Courtauld Artist at Work: Jessica Akerman

Our Artists at Work exhibition in the Drawings Gallery is in full swing. We thought it would be a fantastic opportunity to shed some light on the artists among our colleagues at The Courtauld. Here we have Jessica Akerman, Event Producer for the Research Forum discussing her practices.

 

Could you tell us about your practice – what media you work in, what subject matter you focus on, what inspires you?

My work draws on social history, landscape and I work in a variety of media; it depends on the project. My work is inspired by social history – ongoing themes include military architecture, gentrification and women’s working lives. I’m particularly interested in exploring these in relation to British landscape and culture.

I’ve been working with accessories in the last couple of years. Throughout 2018, I’m creating a suffrage patch each month, celebrating different aspects of the suffrage movement. I’ve also just finished as one of 100 female Lead Artists on Processions 2018, making a banner for the Cardiff procession, a live activist artwork. My banner (and accompanying cardboard armour) was inspired by dazzle ships and the homemade armour of suffragettes. And I’ve been using leather offcuts to make foil-embossed jewellery inspired by surveillance and Early Warning System architecture.

Tell us about your working environment(s).

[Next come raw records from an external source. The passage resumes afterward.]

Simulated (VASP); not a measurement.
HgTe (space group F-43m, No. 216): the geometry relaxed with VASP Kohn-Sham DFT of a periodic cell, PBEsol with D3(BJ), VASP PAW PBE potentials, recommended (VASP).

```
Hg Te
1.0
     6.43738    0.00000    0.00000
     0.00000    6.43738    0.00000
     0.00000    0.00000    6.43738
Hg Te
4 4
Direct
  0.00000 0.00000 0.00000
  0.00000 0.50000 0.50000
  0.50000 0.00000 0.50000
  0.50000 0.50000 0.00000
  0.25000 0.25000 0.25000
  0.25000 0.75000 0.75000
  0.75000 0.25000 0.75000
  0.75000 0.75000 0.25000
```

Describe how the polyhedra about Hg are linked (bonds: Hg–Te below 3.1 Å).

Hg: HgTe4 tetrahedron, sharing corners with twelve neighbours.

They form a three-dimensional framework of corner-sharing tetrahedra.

I’m currently working mostly in my home studio in Bristol (where I’ve recently moved). It’s useful being able to carry on working at home in the evenings, and also to be able to make more of a mess than I did when I shared my studio space (on Ridley Road in Dalston)! I’m making small objects at the moment so don’t need masses of space. I send off my suffrage patch digital designs to my embroiderers, Lacemarket Embroidery in Nottingham, and they make them up, send them back, and I trim them. It’s great working with craftspeople who are enthusiastic about the project, and understand the nuances of working on artist projects as well as with commercial clients. (They work for Paul Smith, Grayson Perry and others.)

 

Do you work anywhere other than, or in addition to, a studio – and if so, where?

I’ve just finished working with Made in Roath, a community art organisation, in their shop front studio in Cardiff. Here we made the banner for Processions 2018. It was nice working just off a local high street and have curious people walk past and pop in to see what all our geometric, fluorescent fabrics were about. I use J.T. Bachelor’s and Little Workshop in Hackney for embossing and punching leather. I’m currently programming the Engage conference which is on art, health and wellbeing, and will be at The Whitworth in Manchester in November, so I have occasional meetings there with their inspiring engagement team.

How does your working environment affect your art (if at all)?

When I was studying sculpture at Chelsea I did lots of wood turning, and sometimes made larger structures, because I had lots of space and access to workshops. Since then I’ve worked in smaller studios and at times from home, when my children were very small. That, and having limited funds inevitably made my work less ambitious in scale, but not in concept! I have collaborated with other artists a lot in the last few years, including with filmmaker Abbe Leigh Fletcher and folk singer Frankie Armstrong. Making live, filmed or performance pieces is partially a response to constrained studio space.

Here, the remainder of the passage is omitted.